Rank-and-File Union Members Are Leading Another Massive Strike. This Time It’s AT&T Workers.

Thousands of AT&T employees across the Midwest are entering the sixth day of a rare, rank-and-file-led work stoppage over alleged unfair labor practices. The union representing them, Communications Workers of America (CWA) District 4, has been in contract negotiations with AT&T since March. While members voted overwhelmingly in April to authorize a strike if necessary, the decision to walk off the job last week was not coordinated by union leadership or subject to an official vote.

Instead, the union says that the action was a spontaneous one resulting from widespread anger at the company. In recent weeks, the union alleges that AT&T has tried to bypass its elected bargaining team by e-mailing thousands of workers directly. A May 22 e-mail outlined what the company termed a “final offer” and encouraged employees “to urge CWA leadership to provide you with an opportunity to vote for it.”

CWA filed unfair labor practice charges against AT&T, alleging that this message constitutes bad-faith bargaining and “direct dealing” that violates the company’s duty to negotiate with the union as workers’ sole collective bargaining representative. The charges are still pending.

But in the meantime, the company sent three more e-mails, and workers’ frustration reached a boiling point, according to the union. Resentment had already been bubbling up over the AT&T’s decision to conduct more than 1,000 layoffs soon after receiving a windfall from the passage of federal tax reform. AT&T CEO Randall Stephenson was a prominent backer of the tax law, which he said would allow the company to create 7,000 jobs.

Not only were the e-mails from the company “disrespectful,” says Beth Dubree, secretary treasurer of CWA Local 4900 in Indiana, they “didn’t even really discuss job security.” Throughout last week, she says, “Our members kept calling, wanting to know why the company was doing this.”

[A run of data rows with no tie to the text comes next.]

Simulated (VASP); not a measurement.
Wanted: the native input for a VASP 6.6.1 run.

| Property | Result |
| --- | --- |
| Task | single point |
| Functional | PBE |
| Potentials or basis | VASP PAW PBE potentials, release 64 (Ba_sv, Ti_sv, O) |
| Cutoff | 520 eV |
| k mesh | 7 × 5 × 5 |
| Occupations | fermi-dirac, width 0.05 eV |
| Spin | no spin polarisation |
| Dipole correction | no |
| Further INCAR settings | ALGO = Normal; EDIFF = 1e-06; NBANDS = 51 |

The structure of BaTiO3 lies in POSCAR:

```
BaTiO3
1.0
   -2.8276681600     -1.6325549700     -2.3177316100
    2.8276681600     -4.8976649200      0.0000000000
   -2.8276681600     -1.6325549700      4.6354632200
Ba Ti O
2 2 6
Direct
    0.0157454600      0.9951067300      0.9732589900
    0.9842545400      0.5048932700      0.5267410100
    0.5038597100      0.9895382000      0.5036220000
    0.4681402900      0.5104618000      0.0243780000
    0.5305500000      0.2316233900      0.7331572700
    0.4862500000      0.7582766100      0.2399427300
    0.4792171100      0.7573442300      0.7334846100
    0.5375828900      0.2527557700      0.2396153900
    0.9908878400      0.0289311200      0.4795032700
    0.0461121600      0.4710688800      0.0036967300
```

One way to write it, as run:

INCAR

Work stoppages that protest illegal behavior by employers are generally considered protected activity under federal labor law, and so-called unfair labor practice strikes are often an important component of union strategy. But spontaneous, rank-and-file-led walkouts that cross state and occupational lines are almost unheard of in recent years. CWA District 4 represents some 9,500 AT&T technicians, call center representatives and other personnel across Illinois, Indiana, Michigan, Ohio and Wisconsin. Thousands of workers in every state eventually took part, but the walkout started in Indiana.

In These Times spoke to several local elected officials and members about how the strike picked up momentum.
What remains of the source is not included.